In Saint Catherine, KOTN’s Tefnut reframes performance wear through cotton, long before synthetics defined the category.

Farida El Shafie

What, exactly, do we mean when we say ‘a life is hard?’ And who, precisely, is doing the measuring?

Is it the absence of what we have come to call comfort - the soft chair, the cooled room, the fabric that promises to regulate our temperature before we have even felt the heat? Or is it something else entirely: a life in which the margin for error is thin, but the relationship to necessity is direct, unmediated, intact?

And what happens - this is the more delicate question - when such a life is observed from elsewhere, exotified, romanticized and examined from a place of relative excess? Does it become aspirational? Or does it simply become a story we tell ourselves about endurance, one that flatters our own appetite for meaning? These are the questions that sit, softly but insistently, at the centre of Tefnut - KOTN’s latest collection and campaign, shot in the shadow of Saint Catherine, where such questions are constantly lived.

The road to Saint Catherine does not resolve these questions. It complicates them. At the base of the mountain - Egypt’s tallest, though the superlative feels unnecessary - life continues without commentary. The Jebeliya Bedouins move across the terrain, and for ‘Taher,’ who has spent his life here, the mountain is not something to be merely navigated. It is something already known.

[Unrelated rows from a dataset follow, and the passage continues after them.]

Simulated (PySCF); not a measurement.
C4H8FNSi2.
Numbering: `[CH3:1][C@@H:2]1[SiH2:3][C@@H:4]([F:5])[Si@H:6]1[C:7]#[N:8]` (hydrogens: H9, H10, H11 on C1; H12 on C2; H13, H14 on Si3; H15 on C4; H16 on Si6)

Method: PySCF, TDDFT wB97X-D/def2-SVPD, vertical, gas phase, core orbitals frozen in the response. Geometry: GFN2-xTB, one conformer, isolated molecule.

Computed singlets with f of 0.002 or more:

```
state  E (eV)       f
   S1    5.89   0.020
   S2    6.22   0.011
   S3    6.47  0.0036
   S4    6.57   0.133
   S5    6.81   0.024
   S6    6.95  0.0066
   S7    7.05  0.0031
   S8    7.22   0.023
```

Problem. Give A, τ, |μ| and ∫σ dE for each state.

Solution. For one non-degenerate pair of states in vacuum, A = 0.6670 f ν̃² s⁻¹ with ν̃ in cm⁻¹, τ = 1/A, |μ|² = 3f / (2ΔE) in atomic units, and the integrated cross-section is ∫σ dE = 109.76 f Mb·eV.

“We live in a world built for comfort,” Rami Helali, the founder of KOTN, tells Scene Styled. “And yet beneath it, there is a quieter instinct: to return to something harsher, simpler, more honest.”  This is where Tefnut begins to take shape - not simply as a set of garments, but as a way of looking. The collection positions Egyptian cotton, long understood as a given, as the original performance fabric. Breathable, durable, responsive to climate not because it was engineered to be so, but because it has always been.

We have, in recent years, developed an almost devotional relationship to performance. Fabrics must wick, stretch, insulate, endure. They arrive accompanied by a language that insists upon their own usefulness, as though utility itself required proof. Tefnut, by contrast, moves in the opposite direction. It strips performance back to its origins - before synthetics, before the vocabulary of innovation, when function was not something added, but something inherent.

“As gorpcore reaches peak saturation,” Helali notes, “we wanted to strip it back to its origins - before the era of synthetics, when natural fibres defined functional fashion.” The implication is quiet but pointed. That what we now call innovation may, in fact, be a form of forgetting. The garments follow this logic. They are utilitarian, but without insistence. A pocket appears where it is needed. The clothes do not attempt to transform the wearer into something else. They assume, instead, that the wearer already possesses a life, and that their role is simply to accompany it.

Through director and photographer Hussein Mardini’s lens, the mountain is indifferent to its own image. ‘Taher’ moves through the frame without alteration, without the slight exaggeration that comes from being watched. 

“Tefnut becomes a lens into those lives,” Helali says. “An annual series spotlighting people in the region who live life on the edge as daily reality, not just as an escape or entertainment. This is not about romanticising the extreme,” he adds. “It’s about honouring those for whom it is ordinary.” And here, perhaps, is the difficulty. To look without translating too quickly. To recognise that what appears, from a distance, as a life of extremity is, from within, simply a life - complete, sufficient, unexceptional to itself.

Kotn began, as many such projects do, with a modest ambition that concealed a larger inquiry: the perfect t-shirt. A garment so ordinary it risks invisibility, and yet so exacting in its demands - quality, price, the conditions of its making - that it becomes, inevitably, a question of systems. Who grows the cotton? Who weaves it? Who benefits?

Over time, that question has expanded. Kotn is now a certified B Corporation, its work extending beyond the garment into the infrastructures that sustain it - jobs, education, local economies. The language here can sound abstract. But it returns, always, to something material. To fields. To hands. To the continuity of making. “We are drawn to stories of endurance, resilience, and freedom from excess,” Helali says, “not because we want to replicate them, but because they awaken something familiar within us.” One might call it recognition. Or memory, though not of a specific past. A memory of proportion. Of what it means to live a life that does not exceed its own needs.

Tefnut does not resolve these questions. It does not attempt to translate one world neatly into another. It lingers, instead, in the space between them. It asks what it might mean to design with attention rather than assertion. To make something that does not impose itself upon a life, but enters it - provisionally - on its own terms. In the shadow of Saint Catherine, cotton - grown, harvested, spun - becomes a garment that does not seek to define that life, but simply to move within it.